Not under Huffman. Not in a state where the Republican lock on power is absolute and the Statehouse heavyweight has free, unchecked rein to flout the law and grossly defund the public schools that educate the vast majority of Ohio students (approximately 1.6 million) while greatly expanding appropriations for private school tuitions, homeschooling expenses and even unchartered, nonpublic schools with deeply held religious beliefs that are virtually unregulated by the state!
Funding for the 'thorough and efficient system of common schools' state government is constitutionally obligated to secure – and that would have been secured under the Fair School Funding Plan from 2021 – shrank by over $400 million. House Republicans added insult to injury by robbing fiscally prudent school districts of surplus revenue for future planning to give uneven, one-time property tax relief in some districts and not others. They also ensured that property tax owners will face more school levies from local districts forced to deplete that surplus operating revenue. Sound policymaking (or genuine property tax relief) this is not.
But it is a gut punch to public schools, just as a $100 million reduction in funding to Ohio's public libraries is, or cutting over $22 million from the Help Me Grow program is for in-home visits to newborn babies to mitigate the state's infant mortality problem. But Matt Huffman's Ohio-centric Project 2025 is also a kick in the teeth to democratic self-governance.

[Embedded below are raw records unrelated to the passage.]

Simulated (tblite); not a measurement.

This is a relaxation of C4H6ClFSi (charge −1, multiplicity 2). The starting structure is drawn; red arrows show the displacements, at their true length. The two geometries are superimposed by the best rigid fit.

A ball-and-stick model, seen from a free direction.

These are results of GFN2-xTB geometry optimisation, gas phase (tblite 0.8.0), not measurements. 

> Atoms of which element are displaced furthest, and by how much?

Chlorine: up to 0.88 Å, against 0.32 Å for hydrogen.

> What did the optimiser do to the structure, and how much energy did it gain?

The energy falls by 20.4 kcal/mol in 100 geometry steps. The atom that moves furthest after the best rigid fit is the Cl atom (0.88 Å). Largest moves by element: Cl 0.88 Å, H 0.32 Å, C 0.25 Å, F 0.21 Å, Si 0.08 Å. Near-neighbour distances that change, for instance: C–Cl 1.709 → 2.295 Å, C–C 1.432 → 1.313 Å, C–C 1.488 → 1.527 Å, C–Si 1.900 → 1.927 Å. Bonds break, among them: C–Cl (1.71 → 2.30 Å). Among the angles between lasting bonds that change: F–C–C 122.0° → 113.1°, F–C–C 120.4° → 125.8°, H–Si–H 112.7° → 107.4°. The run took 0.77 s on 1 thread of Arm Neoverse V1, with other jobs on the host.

Last budget go-around Republican lawmakers stripped the Ohio Board of Education of most of its power and gave it to the governor. This two-year budget proposes cutting all 11 elected members of the board and shrinking the gubernatorial appointments from nine to five. This is Matt Huffman removing voters entirely from state education policy as he engineers total opaque privatization of Ohio schools.
How is silencing the electorate improving the common good?